Today I repaired the fuel pump on my '52 Chevy. I had replaced the pump once before and this replacement failed in the same way. A fuel pump on an old car is simple - it has a plunger and two one-way valves. When the plunger goes one way, it pulls fuel from the tank through the first valve. When it goes the other way, it pushes fuel into the carburetor through the second valve. The plunger is operated by an arm that sits against a lobe on the camshaft, so it is constantly pumping while the engine turns. When the carburetor is full enough, it simply plugs its fuel intake so no more fuel comes through. The fuel pump plunger is flexible enough to tolerate pumping to nowhere.

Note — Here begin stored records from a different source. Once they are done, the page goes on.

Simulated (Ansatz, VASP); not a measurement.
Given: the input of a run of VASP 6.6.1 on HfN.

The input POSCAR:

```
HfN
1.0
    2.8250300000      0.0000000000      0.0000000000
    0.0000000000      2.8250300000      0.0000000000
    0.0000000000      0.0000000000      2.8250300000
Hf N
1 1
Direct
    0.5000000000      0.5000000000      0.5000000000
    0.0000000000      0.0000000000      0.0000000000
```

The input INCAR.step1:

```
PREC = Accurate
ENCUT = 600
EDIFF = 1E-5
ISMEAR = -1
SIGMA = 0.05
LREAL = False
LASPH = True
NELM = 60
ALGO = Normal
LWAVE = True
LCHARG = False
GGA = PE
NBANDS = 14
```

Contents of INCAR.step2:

This pump originally used rubber washers for the valves. Above the washer is a metal "umbrella" which holds a spring that presses the rubber washer down against the valve's openings. The failure mode here is that the spring still works, and still presses the rubber down, but the rubber is no longer flat. It is curled up at the edges, letting fuel through in the wrong direction. If the umbrella was removable, it might be possible to repair the valve, maybe just by flipping the washer over. But, no.

This pump would still work well enough, when primed, for the car to run. But if the car would sit for a few days, the fuel would drain back through the pump the wrong way and into the tank. Once there was no fuel remaining in the pump, the car would not start because the pump could not pump air to prime itself.

I had planned to make ball valves (a ball held against a seat with a spring) but there was not sufficient clearance above the plunger to switch to this kind of valve. I needed something flat so I settled on a reed valve. The design is very simple. The body of the valve is a 0.2 inch thick piece of 1 inch diameter brass with one face carefully turned flat. The reed is a piece of 0.005 inch thick brass shim stock. After much practice I was able to cut out the reeds without distortion using sharp scissors. I filed very slight chamfers on all edges of the reeds, and then soldered them at one end to the valve body using a propane torch. It took care to not solder the entire valve shut (one of them took two tries.) The old valves were pressed in, so I only had to measure the seat and make mine the measured diameter plus about 0.002 inches so they would press into place. I used brass because I figure gasoline contains enough absorbed water to rust steel reeds. Being able to solder it easily was a nice bonus, though.

Upon reinstalling the pump dry, it pulled fuel from the tank and primed itself in about three strokes, and filled the carburetor to allow the car to start in about ten. I think the problem will stayed fixed this time.